Employee privacy under the California Consumer Privacy Act

See more on Employee privacy under the California Consumer Privacy Act

Unlike many other consumer rights statutes, the CCPA is not limited to consumers at all. The statute defines the term “consumer” to mean “a natural person who is a California resident.”

Stephanie A. Sheridan

Managing Partner (San Francisco), Benesch, Friedlander, Coplan & Aronoff LLP

litigation

333 Bush St
San Francisco , CA 94104

Phone: (628) 600-2266

Email: ssheridan@beneschlaw.com

University of San Francisco SOL

Meegan Brooks

Associate, Steptoe & Johnson LLP

Email: mbrooks@steptoe.com

David H. Kwasniewski

Partner, BraunHagey & Borden LLP

complex commercial and intellectual property litigation

Phone: 415-599-0210

Email: kwasniewski@braunhagey.com

Cornell Univ; Ithaca NY

Shutterstock

When California enacted the California Consumer Privacy Act of 2018 this past summer, much of the ensuing discussion concerned how the regulation would impact businesses that collect and use extensive amounts of consumer data, such as retailers. This focus makes sense in light of the name of the act, and in light of the context in which it was enacted: namely, to head off a ballot initiative sponsored by Californians for Consumer Privacy. Not to mention that the CCPA was enacted just a few months after the European Union's consumer-privacy-focused General Data Protection Regulation went into effect.

But unlike many other consumer rights statutes, the CCPA is not limited to consumers at all. The statute defines the term "consumer" to mean "a natural person who is a California resident." California Civil Code Section 1798.140(g). So defined, "consumers" under the CCPA means just about everyone -- including employees who reside in California. The CCPA's provisions apply to any business with gross revenues in excess of $25 million that collects consumer information and does business in California. Meaning that any business with more than $25 million in revenues that collects information about its employees -- which surely any such business does -- is subject to the CCPA.

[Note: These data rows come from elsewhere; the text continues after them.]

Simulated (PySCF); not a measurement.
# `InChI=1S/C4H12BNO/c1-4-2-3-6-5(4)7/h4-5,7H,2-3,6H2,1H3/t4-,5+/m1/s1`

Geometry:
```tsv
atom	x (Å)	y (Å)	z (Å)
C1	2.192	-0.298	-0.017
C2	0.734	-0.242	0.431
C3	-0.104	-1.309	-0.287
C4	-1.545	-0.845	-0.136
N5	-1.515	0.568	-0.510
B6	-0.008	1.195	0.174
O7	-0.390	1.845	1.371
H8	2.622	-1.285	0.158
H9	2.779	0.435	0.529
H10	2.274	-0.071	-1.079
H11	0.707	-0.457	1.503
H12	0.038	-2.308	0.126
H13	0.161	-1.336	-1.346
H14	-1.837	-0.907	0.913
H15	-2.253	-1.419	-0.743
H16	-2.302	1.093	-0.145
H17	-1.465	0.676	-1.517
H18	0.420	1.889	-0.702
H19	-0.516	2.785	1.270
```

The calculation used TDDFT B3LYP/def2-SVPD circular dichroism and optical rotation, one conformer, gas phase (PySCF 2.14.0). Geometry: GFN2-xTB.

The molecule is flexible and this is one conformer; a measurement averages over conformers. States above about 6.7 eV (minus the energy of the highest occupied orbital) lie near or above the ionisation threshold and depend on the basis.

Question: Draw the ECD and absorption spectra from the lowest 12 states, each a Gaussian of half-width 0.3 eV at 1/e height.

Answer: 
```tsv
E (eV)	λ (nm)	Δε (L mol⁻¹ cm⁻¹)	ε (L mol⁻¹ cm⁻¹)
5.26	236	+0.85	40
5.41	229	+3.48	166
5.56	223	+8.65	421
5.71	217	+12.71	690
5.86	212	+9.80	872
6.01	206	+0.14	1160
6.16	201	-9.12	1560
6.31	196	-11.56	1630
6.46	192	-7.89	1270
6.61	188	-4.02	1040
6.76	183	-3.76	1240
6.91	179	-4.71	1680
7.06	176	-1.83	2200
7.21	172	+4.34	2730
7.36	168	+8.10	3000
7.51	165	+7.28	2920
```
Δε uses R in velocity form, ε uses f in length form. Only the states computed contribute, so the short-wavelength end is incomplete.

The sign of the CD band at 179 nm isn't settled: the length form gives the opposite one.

The CCPA does contain a limited exception for using personal information when necessary to carry out a business's operations, but this likely does not cover employee information. Rather, this exception is directed to "short-term, transient use" such as completing a transaction or debugging a security system. See id. Section 1798.140(d).

Thus the CCPA as written makes no distinction between employee information and consumer information. This creates some immediate problems. For example, under the CCPA, a consumer can at any time request that a business "delete any personal information about the consumer which the business has collected from the consumer." Id. Section 1798.105(a). If the CCPA applies with full force to employees, which it appears to do, this provision also entitles employees to command their employers to delete all their personal information. The CCPA defines personal information very broadly, including "[p]rofessional or employment-related information." Id. Section 1798.140(o)(1)(I). So under the CCPA, an employee can request deletion of their entire personnel folder, and the CCPA specifically obligates the employee to do just that.

It may be unlikely that employees will instruct their employers to delete personnel files. And there is nothing in the CCPA that would prevent an employer from terminating an employee who makes such a request. (There is a non-discrimination provision, Section 1798.125, but this only precludes businesses from charging customers differently based on whether or not they agree to share their personal information, and does not require companies to employ those who will not share their information.) But the CCPA contains numerous provisions that could easily be onerous for employers to follow with respect to their employees. For example, the CCPA requires certain disclosures to be made before personal information is collected -- does this mean before an employee sends an email if the company stores the emails on its server? See id. Section 1798.100. If an employer uses third-party service provider to process payroll, that service provider will have to certify that it is compliant with the CCPA. See id. Section 1798.140(v). And if a company wants to analyze employee data to evaluate employee performance, that will have to be done in accordance with the CCPA's extensive provisions regarding the use of aggregated data. See id. Section 1798.140.

The CCPA will not go into effect for another year, and the California attorney general has six months after that to finalize the implementing regulations. Meaning there is still time for the scope of the CCPA and its applicability to employees to be clarified. However, there are two good reasons to believe that the CCPA will ultimately be applicable to employees to at least some extent.

First, while the latest and most high-profile data breach cases have involved consumer information, employees have also been targeted by identity theft rings. For example, in Sapient Corp. v. John Does 1-50, 3:18-cv-01681-WHO (N.D. Cal.), scammers used information from real employees of Sapient to post fake job listings, interview applicants, and steal their identities. Sapient was able to obtain an injunction, but similar scams are likely still in operation. Indeed, the extensive information employers maintain about their employees can leave employees at especially high risk in the event of a breach.

Second, some states have already enacted employee-specific privacy statutes. Illinois was one of the first, when in enacted the Illinois Biometric Privacy Act in 2008, and then the Right to Privacy in the Workplace Act in 2013. Illinois's Biometric Privacy Act requires affirmative consent for the use of biometric information, which many employers now collect as a matter of course. And the Right to Privacy in the Workplace Act makes it illegal for an employer to require an employee to grant it access to the employee's social media accounts, or to force the employee to "like" or "friend" the employer. See 820 ILCS 55/10(b).

California has its own version of Illinois's employee social media law, see California Labor Code Section 980, and the CCPA expressly includes biometric information as protected personal information. Plainly, employee data privacy laws are here to stay. Employers need to think carefully about what employee information they collect, what they use it for, and how they secure it. Otherwise, under the terms of the CCPA, each of their employees could have a claim for up to $750 -- or up to $7,500 if the attorney general gets involved. Precisely the sort of bonus scheme employers try to avoid.